Credit is a valuable commodity. Having the ability to borrow funds enables us to obtain things we would otherwise have to save years to afford: homes, cars, a college education. Credit is an important financial tool, but it can also lead people into debt far beyond their ability to repay. That is why learning how to use credit wisely is one of the most valuable financial skills anyone can learn.

What Lenders Look For

Before creditors lend money, they need to be assured that the funds will be repaid—in other words, is the prospective borrower creditworthy? To find out, they ask for various types of information:

  • Income & Expenses: Lenders will look at what you earn and your regular expenses, such as rent, utilities, food, and other ongoing items. The amount left tells them whether you can afford to take on additional debt.
  • Assets: Do you have assets that can serve as collateral? Lenders will look for things like bank accounts and valuable items such as a house, if you own one.
  • Credit History: How do you manage debt? If you have credit cards or have borrowed money before, you have a history that indicates to prospective lenders whether you are creditworthy by revealing details about the amount of debt you already have, how many credit cards you have, and whether you make payments on time.

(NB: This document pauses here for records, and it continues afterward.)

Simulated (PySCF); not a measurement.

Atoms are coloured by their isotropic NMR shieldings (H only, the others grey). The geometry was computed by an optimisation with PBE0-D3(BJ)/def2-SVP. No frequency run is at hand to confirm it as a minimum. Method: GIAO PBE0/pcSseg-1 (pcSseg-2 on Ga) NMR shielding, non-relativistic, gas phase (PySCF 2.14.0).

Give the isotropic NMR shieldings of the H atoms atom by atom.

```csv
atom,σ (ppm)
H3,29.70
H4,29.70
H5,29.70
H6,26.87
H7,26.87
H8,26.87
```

It’s easy to qualify for credit if you have a good history, but what if you have never used credit before? This is a common problem for people who have just started working, people who always pay in cash, or people who have not had assets or accounts in their own names. For people in these categories, the first step is to establish a credit history.

Creditors obtain much of this information from your credit report, a computerized profile of your borrowing, charging, and repayment activities. For further information on credit reports, see Understanding & Improving Your Credit Score, a Federal Reserve Bank of Philadelphia brochure.

How to Establish Credit

You can apply for a bank loan secured by the funds you have on deposit or by items you own, such as a car. You can ask a friend or relative who has good credit to cosign a loan, which means that he or she shares the liability for the loan with you. You can also apply for department store and gasoline credit cards, which generally are easier to obtain than regular credit cards.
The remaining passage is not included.